The Asparagus Can
By: susan peterson stamis
Tags: abyss, antique train, asparagus, cliff, dynamite, father, foreign service, guatemala, highway, mirage, mother, riding shotgun, sister, state department, toilet, train, transportation, vacation
Category: Uncategorized
My father loved a road trip, even with a crabby wife riding shotgun and two crabby daughters endlessly bickering and batting at each other in the back seat. In 1959, Dad piled us all into the car to drive the 2,700 or so miles north from Guatemala City to Los Angeles to spend two months visiting our relatives and eating American food.

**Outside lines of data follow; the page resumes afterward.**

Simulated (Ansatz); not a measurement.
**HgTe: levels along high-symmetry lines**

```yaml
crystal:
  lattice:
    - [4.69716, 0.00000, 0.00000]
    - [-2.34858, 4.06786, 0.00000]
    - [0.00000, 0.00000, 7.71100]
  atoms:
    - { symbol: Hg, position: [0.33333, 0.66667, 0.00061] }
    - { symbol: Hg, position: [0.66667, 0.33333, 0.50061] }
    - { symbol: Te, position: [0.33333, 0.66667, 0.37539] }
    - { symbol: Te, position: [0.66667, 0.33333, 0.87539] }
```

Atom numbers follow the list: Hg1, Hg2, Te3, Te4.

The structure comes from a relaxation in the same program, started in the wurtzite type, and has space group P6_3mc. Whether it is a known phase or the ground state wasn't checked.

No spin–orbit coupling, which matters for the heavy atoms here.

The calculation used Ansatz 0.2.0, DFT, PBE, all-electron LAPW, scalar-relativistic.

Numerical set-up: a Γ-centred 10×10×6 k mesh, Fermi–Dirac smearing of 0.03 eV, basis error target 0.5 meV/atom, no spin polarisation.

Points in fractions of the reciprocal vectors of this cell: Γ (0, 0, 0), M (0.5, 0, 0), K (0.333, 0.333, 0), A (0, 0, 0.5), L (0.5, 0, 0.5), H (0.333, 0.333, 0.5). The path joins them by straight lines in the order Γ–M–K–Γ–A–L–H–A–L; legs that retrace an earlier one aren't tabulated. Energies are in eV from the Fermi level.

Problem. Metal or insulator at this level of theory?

Before we actually made it out of Guatemala, we encountered construction of a new highway, and during one long endless narrow winding stretch of rocky road, we were repeatedly whistled at and waved to a halt by men wearing straw hats and bandanas, ordering us to wait for the blasting crew to detonate the dynamite that was blowing holes in the mountainside. Through the new openings barely the width of the car’s wheelbase, the tires of our ‘57 Chevy crunched along the cliff edge by the skin of their white-walled teeth, and over and over and over again I slid across the back seat towards my older sister, crossing the invisible center line she had drawn to mark her territory, risking her wrath to avoid looking out my own window into the terrifying abyss beyond it.
About a half a day later, we made it into Mexico. As Mom pried Dad’s fingers from the steering wheel, we discovered that all the cars making the next leg of the northbound journey were being lassoed and herded onto the rickety wooden flat cars of an antique train. Damp and dizzy after the death-defying drive, we didn’t realize until the first lurch of the old train as it began its chugging trip north, that we were loaded on backwards.
We meandered along for a while, rendered dopey by the clattering rocking of the train and the suffocating heat, but soon enough we were roused from our sweaty stupor as mirages of toilets began appearing in the receding landscape shimmering through the dusty front windshield. The only male in the car, my father could presumably open the car door and discreetly pretend to get some fresh air, and whether he did or not I don’t know, but the rest of us started to squirm.
My mother never traveled away from home without an emergency cooler of rations, including bottles of boiled drinking water, ginger ale, cans of Spam, wet washcloths, rubbing alcohol and other useful things.
I was 8 and cross-eyed with jittery impatience. Mom finally capitulated to the relentless whining, hacked open a precious can of her favorite asparagus, tossed the contents out the window and leaned over into the back seat of the steaming car to help me make use of the empty can, which I then promptly kicked over.
That is hysterical!!! Perfect comedic timing too!
What? Your parent did not book with travelocity?
This reminds me of a scary episode of “Top Gear” which had me both full of angst and then hysterical laughter.
Hi! I’m barbara’s Friend Marya. I love reading your stories. and this one is incredible. That picture is so interesting!
Thanks! Hugs to you.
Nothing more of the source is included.